From turning organic waste into fertiliser to sharing farm equipment, new businesses seeking to address social problems in Pakistan have made the South Asian nation one of the best performers in the second global poll on social entrepreneurs.
Pakistan was one of the three countries, along with Australia and the Netherlands, whose overall ranking improved the most since the first Thomson Reuters Foundation experts’ poll on the best countries for social entrepreneurs in 2016.
The country advanced 18 spots to place 14th among the world’s 45 biggest economies, seen as a nation where social entrepreneurs can make a living and attract good staff.
“The landscape has changed tremendously in terms of openness and receptivity for entrepreneurship,” said Shaista Ayesha, 39, who heads product development at SEED Ventures, a business incubator based in Karachi.
“Almost all universities have business incubation centres that are either working with the public or the private sectors to support home-grown enterprises.”
Interest of young people in the sector was seen as spurring growth, with a youth boom giving Pakistan one of the world’s youngest populations, a trend seen continuing until at least 2050, according to the United Nations Development Programme.

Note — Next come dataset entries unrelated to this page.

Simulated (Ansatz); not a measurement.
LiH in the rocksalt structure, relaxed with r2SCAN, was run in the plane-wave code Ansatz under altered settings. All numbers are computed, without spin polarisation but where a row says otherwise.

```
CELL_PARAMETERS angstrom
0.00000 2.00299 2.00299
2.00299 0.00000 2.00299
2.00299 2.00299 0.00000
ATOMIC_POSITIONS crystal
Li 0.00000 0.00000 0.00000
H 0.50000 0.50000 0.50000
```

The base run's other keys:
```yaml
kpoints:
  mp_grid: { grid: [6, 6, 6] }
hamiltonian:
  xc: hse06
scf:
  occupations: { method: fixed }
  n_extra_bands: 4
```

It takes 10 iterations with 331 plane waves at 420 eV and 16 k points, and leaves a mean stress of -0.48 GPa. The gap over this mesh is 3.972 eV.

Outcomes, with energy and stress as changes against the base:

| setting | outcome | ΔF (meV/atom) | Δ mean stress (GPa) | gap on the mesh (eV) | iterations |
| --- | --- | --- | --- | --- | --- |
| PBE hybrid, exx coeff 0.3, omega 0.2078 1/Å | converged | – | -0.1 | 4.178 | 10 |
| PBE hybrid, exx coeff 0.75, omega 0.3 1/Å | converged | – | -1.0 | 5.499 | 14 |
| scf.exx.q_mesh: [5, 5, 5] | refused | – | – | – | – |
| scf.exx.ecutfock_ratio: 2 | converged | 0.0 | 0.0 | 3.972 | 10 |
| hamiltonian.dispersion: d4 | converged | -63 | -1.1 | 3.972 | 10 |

About two-thirds of Pakistan’s 210 million people are younger than 30 with 29% percent aged between 15 and 29.
This new generation of young Pakistanis was not only aware of the political and socio-economic challenges faced by the country, but has also found social networks to voice opinions.
“Social issues no longer go unnoticed, and there is a general increase in public eagerness, particularly among the youth, to step up and bring positive change,” Ayesha said.
Women leading the way
As the government struggles to find solutions for a nation affected by poverty, water scarcity, climate change and lack of sanitation, social startups are emerging to fill the gaps.
Pakistani banker and economist Ishrat Hussain, adviser to Prime Minister Imran Khan for Institutional Reforms and Austerity, said he was not surprised by the poll results.
Hussain cited microfinance institutions, business schools and the digital economy for supporting entrepreneurship.
“There are higher education institutions that have set up entrepreneur centres which are arming people who are not formally trained with business tools, especially women, farmers, youth … people otherwise neglected,” he added.
Most social enterprises in Pakistan are headed by young entrepreneurs. About one-fifth are led by women compared with 5% of mainstream companies, according to British Council research.
Neelum Hassan, a 26-year-old industrial design graduate, founded her social enterprise, Aerosync, in 2016 to design and manufacture products with a social or environmental impact.
Her first project is a design for a lightweight, solar-powered mobile cart with foldable counter that converts into a shelter for the thousands of street vendors in Pakistani cities.
Street and mobile vending lets people set up businesses with minimal outlay and no paperwork, but they have increasingly faced crackdown from authorities for not having licences.
Her plan would provide a ready-made package with registered carts, allocated space and affordable lease schemes.
Hassan won the “Most Promising Woman-Led Business” award at the Global Clean tech program set up by the United Nations Industrial Development Organization and the $15,000 prize money went towards developing a small manufacturing line, she said.
“I personally won’t call this a success story because the journey has just begun,” Hassan said.
Improved access to local and international investment – with Pakistan jumping 24 places to 9th place in the latest poll, conducted in partnership with Deutsche Bank – has helped many young social entrepreneurs get their ideas off the ground.
Support group Impact Link was launched in December 2018 with backing from the Scottish government to support a small number of social enterprises moving beyond the early growth stages.
In the latest round of funding, it gave 4,000 pounds ($4,946) each to five startups to scale up their business.
These included TrashIt, which is working on collecting organic waste from food vendors and turn it into fertiliser, and Good Earth, which is behind sharing platforms for farm equipment, often beyond the means of poor farmers.
SEED Ventures co-founder Faraz Khan said a proposed law to provide a legal definition for social enterprises would also help attract more foreign investors to Pakistan once approved.
“Once under a legal umbrella, they will be able to attract global impact capital and philanthropic funding,” said Khan.
Ahad Nazir, head of the Centre for Private Sector Engagement at Pakistan’s Sustainable Development Policy Institute, said the law would give certainty to investors and social entrepreneurs.
“Some of the companies claiming to be social enterprises are not actually social enterprises, and some companies that are actually social enterprises don’t know they are,” he said.
Ishrat Hussain, however, disagreed.
“I think it’s a bit premature to gag these entrepreneurs with a legal framework. Let them bloom and flourish, and when they reach maturity, then rein them,” he said. “You should not suppress their creativity at this stage.”